On the family side, as a son of King Kanam Depa, Khengen Tulku descended from the royal clan of the Tibetan dharma monarchy, and became the ruler of the Powo kingdom. His monastery Khang Kheng was located in the upper valley of Pemakö, near Lhotod Kha.

According to Dudjom Rinpoche[2]:

Khengen Tulku, although not a monk, wasn’t married. He was living at his monastery of Khang Kheng and performing beneficial activities. Once again, a dakini, and also Lama Chabdo Phagpa Lha, told him to go to the Terkong Nang area, where he would meet a karmically connected dakini, establish a monastery, ad have a very special son who would benefit the dharma and sentient beings greatly.
Following their instructions, Khengen Tulku eventually arrived there and found the area populated by about thirteen large families and fifteen or sixteen retinue families. Among the large families was one that had emigrated from eastern Bhutan and was descended from the great Nyingma tertön Ratna Lingpa. Khengen Tulku asked that family to host him, and with great joy and respect they agreed. This family had a young sixteen-year-old daughter named Namgyal Drolma. He slept with her that night and many beautiful signs and indications came. In the early morning he told the daughter’s parents, “I want to stay in this area ad build a monastery near the mountain, but I will need our help. I would also like your daughter to be my wife.” The parents joyously agreed.
They sought out a perfect location for the monastery and found a beautiful site about three miles from the village. In that area, however, there were no stones, and everyone said, “If the temple is not built of stone, it won’t last long.” The lama prayed to the Three Roots and especially to Guru Padmasambhava, performed many ganachakras and made many offerings to the local land deities. He had auspicious dreams that night. Early in the morning, he told his students and dharma patrons, “Today I am going to reveal a treasury of stones, but I will need the assistance of a man named “Stone””.
Everyone was trying to think of some one with that name. Someone remembered a very good craftsman from Puwo named Dorje Dragpa, and there was general agreement that he must be the man. They located this man, and then all of them accompanied the teacher to the selected location where they did fire puja Jinsek and dharmapala offerings. Khengen Tulku said to Dorje Dragpa, “Dig in the dirt.” Dorje Dragpa struck with his pick, and when he did, many stones of different sizes emerged looking like they had been prepared by a mason. With them, they were able to complete the construction of the monastery”.

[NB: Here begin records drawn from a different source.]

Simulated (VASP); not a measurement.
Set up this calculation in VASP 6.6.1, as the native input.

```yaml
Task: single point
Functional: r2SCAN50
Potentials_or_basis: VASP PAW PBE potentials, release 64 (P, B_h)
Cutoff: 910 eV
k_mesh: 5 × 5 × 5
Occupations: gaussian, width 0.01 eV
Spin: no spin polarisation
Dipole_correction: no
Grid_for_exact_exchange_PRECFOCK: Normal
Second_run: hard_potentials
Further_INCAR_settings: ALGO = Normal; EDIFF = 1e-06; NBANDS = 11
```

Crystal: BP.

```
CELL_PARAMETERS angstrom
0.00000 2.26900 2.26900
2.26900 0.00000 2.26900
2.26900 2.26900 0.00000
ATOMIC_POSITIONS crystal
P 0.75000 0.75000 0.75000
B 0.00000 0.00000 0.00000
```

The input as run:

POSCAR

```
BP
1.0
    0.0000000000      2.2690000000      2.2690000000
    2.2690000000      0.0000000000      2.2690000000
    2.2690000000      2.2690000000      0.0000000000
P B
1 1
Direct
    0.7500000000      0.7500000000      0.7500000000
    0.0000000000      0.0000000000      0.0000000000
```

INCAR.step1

In the mid 1920’s, a war broke out between Central Tibet and Powo kingdom, and afer much resistance, Khengen Tulku had to leave Powo and settled on the border of India.

Notes

  1. Khenpo Tsewang Dongyal, Light of Fearless Indestructible Wisdom: The Life and Legacy of H. H. Dudjom Rinpoche, Snow Lion 2008, page 32.
  2. Khenpo Tsewang Dongyal, Light of Fearless Indestructible Wisdom: The Life and Legacy of H. H. Dudjom Rinpoche, Snow Lion 2008, page 59-61.